Prove that the set $\{a^n:n\in\mathbb{N}\}$ is not bounded above

Question

Fix $a>1$. Prove that the set $S=\{a^n:n\in\mathbb{N}\}$ is not bounded above.

We are given the hint: "First find a positive integer $n$ such that $a>1+\frac{1}{n}$ and prove that $a^n>\left(1+\frac{1}{n}\right)^n\geq2$." However, I do not see how this is helpful.

Attempt: Assume that $S$ is bounded above. Then by the Axiom of Completeness, $S$ has a least upper bound $\sup S$ satisfying, for all $n\in\mathbb{N}$, $\sup S\geq a^n>1$. Then we have that $\sup S-1>0$, and by the Archimedean Property there exists some $N\in\mathbb{N}$ such that $\sup S>\frac{N+1}{N}$.

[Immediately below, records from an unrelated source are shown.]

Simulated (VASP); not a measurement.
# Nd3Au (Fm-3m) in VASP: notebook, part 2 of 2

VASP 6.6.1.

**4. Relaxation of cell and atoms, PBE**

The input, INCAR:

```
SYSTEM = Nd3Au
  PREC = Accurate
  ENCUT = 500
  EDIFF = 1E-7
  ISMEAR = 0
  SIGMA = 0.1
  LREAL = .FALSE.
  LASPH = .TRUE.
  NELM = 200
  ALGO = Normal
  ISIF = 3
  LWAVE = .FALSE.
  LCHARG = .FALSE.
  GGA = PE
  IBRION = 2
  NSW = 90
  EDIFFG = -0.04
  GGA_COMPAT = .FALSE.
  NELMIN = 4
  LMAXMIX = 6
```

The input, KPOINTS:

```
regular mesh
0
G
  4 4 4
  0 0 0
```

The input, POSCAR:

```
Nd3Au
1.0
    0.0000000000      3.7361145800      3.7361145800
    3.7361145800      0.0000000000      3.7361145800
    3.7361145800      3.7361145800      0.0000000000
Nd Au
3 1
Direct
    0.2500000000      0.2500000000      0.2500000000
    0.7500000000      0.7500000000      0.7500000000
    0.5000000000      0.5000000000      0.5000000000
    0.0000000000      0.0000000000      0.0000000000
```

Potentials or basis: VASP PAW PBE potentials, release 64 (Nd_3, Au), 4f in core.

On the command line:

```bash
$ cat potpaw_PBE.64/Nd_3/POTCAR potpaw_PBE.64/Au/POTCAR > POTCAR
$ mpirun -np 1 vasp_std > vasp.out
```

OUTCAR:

I have no idea where to go from here or if I am even on the right track. I do not want a full answer, only a hint - either one in the direction of the original hint or one that takes a different approach.

Answer 1

Okay, the hint is that for any $a > 1$ you can find an $n$ so that $a > 1 + \frac 1n$. (Prove that can be done)

That would mean that $(1+\frac 1n)^n \ge 2$. (Prove that) and so $a^n > (1+\frac 1n)^n\ge 2$.

So $a^{kn} \ge 2^k$.

So if you can prove that $\{2^k\}$ is unbounded you'd be done, wouldn't you? For any $M$ there will exist an a $k$ so that $M < 2^k < a^{kn}$.

Answer 2

Suppose $S=\lbrace a^n:n\in \mathbf{N} \rbrace $ is bounded above. Then by the Axiom of Completeness, S has a least upper bound $sup S$ satisfying, $a^n\leq supS$, for all $n\in \mathbf{N}$. Then $a^{n+1}\leq supS \Rightarrow a^n\leq \frac{supS}{a}, \forall n\in \mathbf{N}$, which gives a contradiction since $\frac{supS}{a} < supS$ as $a>1$.

Answer 3

Your hint does require some further effort as mentioned in answer from fleablood.

A much simpler approach is to note that $$a^n=(1+b) ^n>nb$$ where $b=a-1>0$. And clearly the result follows if one notices the obvious fact that sequence $nb$ is unbounded.